Recently we were presented with the opportunity to explore a big dataset in the Social Finance space. The size of the dataset was substantial: an order of magnitude greater than the core memory our computers. As a result, we couldn’t employ many of the usual methods for using Python’s Pandas with data that fits in memory. In fact, even if your data fits in core memory, if it is big enough you will still run into trouble using the traditional indexing and storage tools that Pandas provides.
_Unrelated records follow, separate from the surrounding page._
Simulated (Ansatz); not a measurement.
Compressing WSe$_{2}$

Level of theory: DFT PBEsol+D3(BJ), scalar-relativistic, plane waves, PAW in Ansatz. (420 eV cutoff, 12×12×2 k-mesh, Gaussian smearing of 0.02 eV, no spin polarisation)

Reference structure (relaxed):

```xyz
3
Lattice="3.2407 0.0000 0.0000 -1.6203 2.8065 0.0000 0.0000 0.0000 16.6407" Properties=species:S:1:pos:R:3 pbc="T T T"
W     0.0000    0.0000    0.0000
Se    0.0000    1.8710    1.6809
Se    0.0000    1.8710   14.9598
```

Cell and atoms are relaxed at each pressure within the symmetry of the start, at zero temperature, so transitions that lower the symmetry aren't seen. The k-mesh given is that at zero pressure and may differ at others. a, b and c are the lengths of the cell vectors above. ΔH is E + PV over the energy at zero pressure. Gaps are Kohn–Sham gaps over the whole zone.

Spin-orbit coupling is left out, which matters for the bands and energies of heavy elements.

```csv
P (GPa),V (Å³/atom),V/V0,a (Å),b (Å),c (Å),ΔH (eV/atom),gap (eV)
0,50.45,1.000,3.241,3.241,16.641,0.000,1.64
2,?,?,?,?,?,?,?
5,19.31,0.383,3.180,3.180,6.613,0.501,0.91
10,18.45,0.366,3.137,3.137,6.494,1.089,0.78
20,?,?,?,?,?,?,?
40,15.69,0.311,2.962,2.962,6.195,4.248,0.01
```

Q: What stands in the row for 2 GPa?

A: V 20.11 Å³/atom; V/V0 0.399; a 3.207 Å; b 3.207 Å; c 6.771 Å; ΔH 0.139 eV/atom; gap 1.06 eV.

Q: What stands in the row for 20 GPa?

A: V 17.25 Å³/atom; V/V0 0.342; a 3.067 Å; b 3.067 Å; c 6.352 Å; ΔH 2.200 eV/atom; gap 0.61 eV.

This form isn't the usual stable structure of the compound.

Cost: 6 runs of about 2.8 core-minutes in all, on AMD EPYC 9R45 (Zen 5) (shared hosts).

For example, suppose you have a dataframe that is 50-100% of your core memory in size. A familiar way to save this object for later is to store the dataframe in an HDF5 file:
import pandas as pd
df = pd.DataFrame(…)
x = pd.HDFStore(‘store.h5’, ‘w’)
x[‘dframe’] = df
This works fine and good with smaller datasets, but will most likely blow up if your data is large enough (or at least run incredibly slow), even if it fits in memory. We haven’t investigated the cause completely, but it seems that Pandas/PyTables does enough copying to a temporary buffer in the HDF storing process to run out of core memory in the process.
Likewise, trying to read a large dataset from an already created HDF store will cause a MemoryError in Python:
x = pd.HDFStore(‘store.h5’, ‘r’)
df = x[‘dframe’] # throws MemoryError
The solution to both these problems is out of core processing, which is a fancy term for breaking up your work into bite sized chunks that fit nicely in core memory and working on each chunk one at a time.
Thus, for storing a big file, we should break it into chunks and append each chunk to the HDF store sequentially:
x = pd.HDFStore(‘store.h5’, ‘w’, append = True)
for chunk in chunks:
x.append(‘dframe’, chunk, data_columns = True, index = True)
Note the changes here:
- We opened/created the HDF store with append = True, allowing us to write sequentially to the store
- We iterate through each chunk then,
- We use the HDF store’s append function to append the next chunk to the stored dataframe
Note the data_columns = True parameter: this tells the HDF store to allow queries on the dataframe columns. Without this parameter the dataframe stored in the HDF file would not allow queries of any values in the columns. This contrasts with the usual in-memory storage synthax, x[‘dframe’] = df, which automagically creates all the indices necessary for searching. Alternatively, you could pass data_columns = […] a list of column names. This cuts down on the overhead in creating the search indices. Setting it to True just uses every column in the appended dataframe.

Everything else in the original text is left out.